MicroTVM for custom DSP

andrew_sto · July 15, 2021, 7:34pm

I’m trying to use TVM to produce inference code for a custom DSP chip. This chip is a multi-core architecture with memory hierarchy. It has a C++ compiler and supports OpenOCD. For now I’m writing new computes/schedules for conv2d, taking into account memory DMA to temporary SRAM buffers but also assembly intrinsics for SIMD. I’ll write the tvm Compiler and Flasher at some point later, I’m focusing on generating compatible C code for now. I overrode the relay conv2D nchw compute and I’m currently writing the schedule.

For DMA I’m planning on using the approach detailed in the VTA tutorial: adding “copy” compute ops, computed in one of the inner loops, and then having them pattern matched to DMA call itrinsics.

For multi-core computation I do not currently have an idea how to proceed.

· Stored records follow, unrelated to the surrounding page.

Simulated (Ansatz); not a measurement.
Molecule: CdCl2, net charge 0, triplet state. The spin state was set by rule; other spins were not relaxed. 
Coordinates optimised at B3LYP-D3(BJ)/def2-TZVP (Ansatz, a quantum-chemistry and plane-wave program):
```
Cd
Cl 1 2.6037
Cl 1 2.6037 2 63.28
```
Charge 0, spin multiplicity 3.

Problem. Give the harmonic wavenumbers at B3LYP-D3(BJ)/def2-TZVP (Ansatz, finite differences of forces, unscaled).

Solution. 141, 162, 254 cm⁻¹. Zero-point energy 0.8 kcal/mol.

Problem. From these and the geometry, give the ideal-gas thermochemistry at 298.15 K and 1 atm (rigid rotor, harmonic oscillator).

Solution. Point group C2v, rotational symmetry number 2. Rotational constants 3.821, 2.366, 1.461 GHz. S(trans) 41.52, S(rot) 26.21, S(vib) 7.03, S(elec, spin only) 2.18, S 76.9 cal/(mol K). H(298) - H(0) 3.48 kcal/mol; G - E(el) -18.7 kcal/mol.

Is the above approach the correct way to do DMA? How would one proceed to overlap DMA transfers with compute code ?
Any ideas how to do multi-core with IPC ? Currently calling .parallel on an axis in the schedule only moves around the allocation of a temporary buffer but does not even produce openmp or pthread calls. I was thinking I could just produce C code for one core and when I’m finally happy with it I can parallelize by hand.
How would you go through the produced schedule to check total memory size per layer? I especially need the memory footprint of SRAM buffers since I’m quite limited for that memory.

I am aware of the MicroTVM M2 RFC, but I don’t understand if any progress has been made on it.

Thanks, Andrei

areusch · November 8, 2021, 1:43am

@andrew_sto Apologies for missing this post.

First you might take a look at the Project API as this has now landed and obsoleted Compiler/Flasher.

Your approach should work, but I don’t think we want to ultimately take the dma_copy pragma approach in main for the c backend. We currently don’t model DMA in the TVM C runtime. In the C++ runtime, we can leverage it in a limited capacity via Device API. We do have a concept, storage_scope, which can be used in a limited fashion to model different memory scopes. In [RFC] Unified Static Memory Planning, @manupa-arm is implementing modeling of memories and this modeling will use the same identification method as storage_scope. Following this change, it should be possible then to describe memory-to-memory transfers and DMA properly with the C Device API.

The [pre-RFC] C Device API is the best way to do this once it lands. We don’t currently have good support for this, but you might be able to do something by leveraging .parallel() and implementing your own launch hook using tir.call_extern. It would be a bit of a hack.

This is something we want to provide but currently can only provide scratchpad information. Once USMP lands, we will provide this as a compiler output.

Hope this helps. Please feel free to update on any new concerns you might have!

Thanks,

Andrew